Looking for a faster way to complete TA6 forms? Learn more about our Digital TA6.
In this second post of our digital property market series, we explore the role of data in shaping a truly digital property market. We examine why today’s data landscape is far from open and accessible, how overcoming the fragmented data landscape is in the interest of the consumer, and how we can make open data a reality.
The property market is awash with data. A quick Google search and any prospective buyer can find property prices, listing history, EPC information, and more without too much difficulty. However, despite this plethora of property data, transactions still typically take 150 days to complete and 30% fail to reach a conclusion at all.

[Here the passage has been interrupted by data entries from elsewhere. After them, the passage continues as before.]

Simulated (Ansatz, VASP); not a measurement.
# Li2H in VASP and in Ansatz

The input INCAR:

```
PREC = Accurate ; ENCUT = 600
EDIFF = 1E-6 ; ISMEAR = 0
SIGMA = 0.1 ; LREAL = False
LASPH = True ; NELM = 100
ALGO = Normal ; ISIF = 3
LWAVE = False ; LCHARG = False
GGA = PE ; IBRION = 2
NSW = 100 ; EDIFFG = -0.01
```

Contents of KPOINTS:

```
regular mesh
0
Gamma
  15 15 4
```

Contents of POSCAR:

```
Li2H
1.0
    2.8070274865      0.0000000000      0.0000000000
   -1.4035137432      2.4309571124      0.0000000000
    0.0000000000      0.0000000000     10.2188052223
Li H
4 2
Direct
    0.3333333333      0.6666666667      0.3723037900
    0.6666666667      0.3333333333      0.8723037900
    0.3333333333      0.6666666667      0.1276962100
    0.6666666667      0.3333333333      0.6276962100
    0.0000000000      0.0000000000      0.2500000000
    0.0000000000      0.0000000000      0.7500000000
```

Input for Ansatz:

When you look at the pain points of buying and selling property, 99% of issues faced – the time it takes, the lack of control, the lack of visibility, sharing the same information multiple times to multiple parties – they all come down to the fact that data is fragmented. Everyone already has the information, yet it cannot be easily accessed or shared.
We know every party in a property transaction, from buyer to seller to estate agent to conveyancer, shares the same goal: to complete the transaction as smoothly as possible. But achieving this hinges on one thing—making the right data available to the right people, in the right format, at the right time.
The government Data Strategy has described “what good looks like” in this space. It says all data should be FAIR; Findable, Accessible, Interoperable, and Reusable. But what does this actually mean?
Findable – How easy is it to locate the property data you are looking for. Can you quickly search an online database for a keyword, or are you painstakingly reading a PDF or printed document?
Accessible – How easy is it to get your hands on the property information you need. Is it readily available in a portal a few clicks away, do you have to ask someone else to grant access to it, or worse is the data you need in a printed document hidden away in a paper file somewhere?
Interoperable – Can the data be easily integrated with other data sources? For instance, could your property information be easily combined with another system’s information during a transaction for someone else to use. Or can that data only be exchanged via email or over the telephone?
Reusable – Reusability is at the core of data sharing, ensuring that your data is as useful as possible for others. Once your property data has served its purpose for your transaction, how easily can someone else use that same data for their own.
Just a cursory glance at the property market tells you its use of data is a long way from being FAIR:
Given the property market’s predicament, some have sought to overcome the problem by creating their own one-stop-shop solutions where everything a consumer may require in order to complete a property transaction is centralised. Wide ranging product portfolios and data sources all in one place. Sounds good in theory, doesn’t it?
In fact, by reaching to solve for the inaccessibility of data they have compounded the inherent problem of fragmentation in the property market. These closed environments may allow for the seamless flow of data within their systems, however, as soon as another party involved in the transaction isn’t using the same solution it falls apart. Data and information are once again only transferable between different systems through PDFs, sent via email, and manually re-entered into the required systems.
These environments are only open to their users, they (and their data) are categorically closed off from the rest of the property market. These solutions only perpetuate the fragmented nature of the industry.
We believe that by promoting open data, standardising it, and making it easily accessible to all parties, we will create a true digital property market, and transform everyone's experience for the better. As a result, the property market can become more transparent and innovative.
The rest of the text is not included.